We Dickinsons, a Junior Literary Guild selection, seems an excellent choice for young adult readers. They can read the poetry of a gifted writer and enjoy the account of a rebel and eccentric who never lost touch with the child within her.
Fisher and Rabe are both well-known writers of stories for children and young adults. Lovers of nature themselves, they shared a cabin in the foothills near Boulder, Colorado, while they collaborated on We Dickinsons and We Alcotts: The Story of Louisa M. Alcott’s Family as Seen Through the Eyes of “Marmee,” Mother of “Little Women” (1968), both about nineteenth century women writers. Certainly their love of the poetry of Emily Dickinson is reflected in their narration of the story of her life.
For example, Fisher and Rabe re-create wonderfully the social context of life in a small New England town to support the story of the young adult years of Emily and Austin. Social events such as sugaring-off parties, sleigh rides on winter nights, and college teas make the lives of Emily, Austin, and Lavinia sound as exciting and fun-filled as those of contemporary young people. It is often repeated that Emily, with her witty sayings, was a prized guest at these affairs.

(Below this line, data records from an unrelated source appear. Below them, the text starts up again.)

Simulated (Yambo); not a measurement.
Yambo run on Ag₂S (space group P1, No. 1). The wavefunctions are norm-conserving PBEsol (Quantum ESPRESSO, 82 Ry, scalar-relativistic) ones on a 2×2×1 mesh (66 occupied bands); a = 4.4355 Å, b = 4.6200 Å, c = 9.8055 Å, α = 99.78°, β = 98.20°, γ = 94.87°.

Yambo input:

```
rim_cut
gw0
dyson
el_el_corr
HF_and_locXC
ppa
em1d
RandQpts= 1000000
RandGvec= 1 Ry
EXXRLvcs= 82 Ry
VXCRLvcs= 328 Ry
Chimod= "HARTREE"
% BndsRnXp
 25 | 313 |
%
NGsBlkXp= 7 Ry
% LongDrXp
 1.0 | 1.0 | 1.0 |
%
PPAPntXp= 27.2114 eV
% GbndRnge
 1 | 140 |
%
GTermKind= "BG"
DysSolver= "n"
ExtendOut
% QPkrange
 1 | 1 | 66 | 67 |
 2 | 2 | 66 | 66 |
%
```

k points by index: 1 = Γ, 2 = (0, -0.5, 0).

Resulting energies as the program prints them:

Another way the authors create a very human Dickinson is to show her influence on others. In spite of the rarity of her appearance in seeing visitors in the parlor of her home and her refusal to travel outside the house, she had many devoted friends who realized her value as a person and a writer. Since its publication, We Dickinsons has created many more friends for this unique New England woman.